J Grant
Elite Member
- Joined
- Dec 9, 2003
- Professional Status
- Certified Residential Appraiser
- State
- Florida
Agree.Maybe break this down a bit.
The Buyer and Seller have agreed to a transfer of the property at a price based on an appraisal. That's none of your business except as a reportng requirement. Despite Fannie saying the Lender MUST provide a copy of the contract and the appraiser MUST review, analyze, and report the results of the analysis (USPAP says that too), there is no requirement that the Buyer and Seller have to play along. From the OPs post, there is a contract... which the appraiser can review and analyze. The appraiser's job is not and has never been to make sure that the borrower (if there is one) can get the sort of loan they would like to get.
Neither the Buyer nor the Seller is an Intended User. The Intended Use of your Client and Intended User is to support a mortage lending decision. Despite the fact that you have not identified the Buyer or Seller as an Intended User... once they, or anyone, have a copy of your appraisal report... they can use it anyway they want to.
Just do the appraisal, write the report including explanations of what you actually know about the contract, and submit it to your Client.
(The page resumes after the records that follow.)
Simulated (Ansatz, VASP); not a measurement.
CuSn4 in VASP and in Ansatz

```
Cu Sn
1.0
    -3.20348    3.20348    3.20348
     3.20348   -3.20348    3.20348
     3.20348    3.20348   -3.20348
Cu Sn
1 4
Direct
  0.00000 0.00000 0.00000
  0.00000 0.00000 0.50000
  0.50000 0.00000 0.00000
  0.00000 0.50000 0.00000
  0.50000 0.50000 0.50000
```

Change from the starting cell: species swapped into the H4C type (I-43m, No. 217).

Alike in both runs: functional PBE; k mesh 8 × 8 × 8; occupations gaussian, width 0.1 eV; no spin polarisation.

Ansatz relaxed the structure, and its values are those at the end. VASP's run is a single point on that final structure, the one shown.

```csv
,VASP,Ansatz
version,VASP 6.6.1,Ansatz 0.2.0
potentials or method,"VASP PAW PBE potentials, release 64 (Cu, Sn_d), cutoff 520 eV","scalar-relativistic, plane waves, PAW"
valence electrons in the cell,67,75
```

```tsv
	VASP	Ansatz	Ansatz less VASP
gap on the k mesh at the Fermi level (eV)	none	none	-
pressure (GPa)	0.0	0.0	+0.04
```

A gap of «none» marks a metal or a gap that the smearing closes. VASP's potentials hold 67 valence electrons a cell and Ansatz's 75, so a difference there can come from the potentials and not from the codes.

The URAR says the intended use is to evaluate the subject property for mortgage lending purposes. There is no requirement for a contract price or even a contract in the URAR or USPAP. (The requirement is to review any agreements or contracts, and if they are not provided, explain efforts to get it )
A contract price is a UW or fannie overlay and can be added later, after the price is decided. We can revise reports when a contract fact changes, I have done it in the past.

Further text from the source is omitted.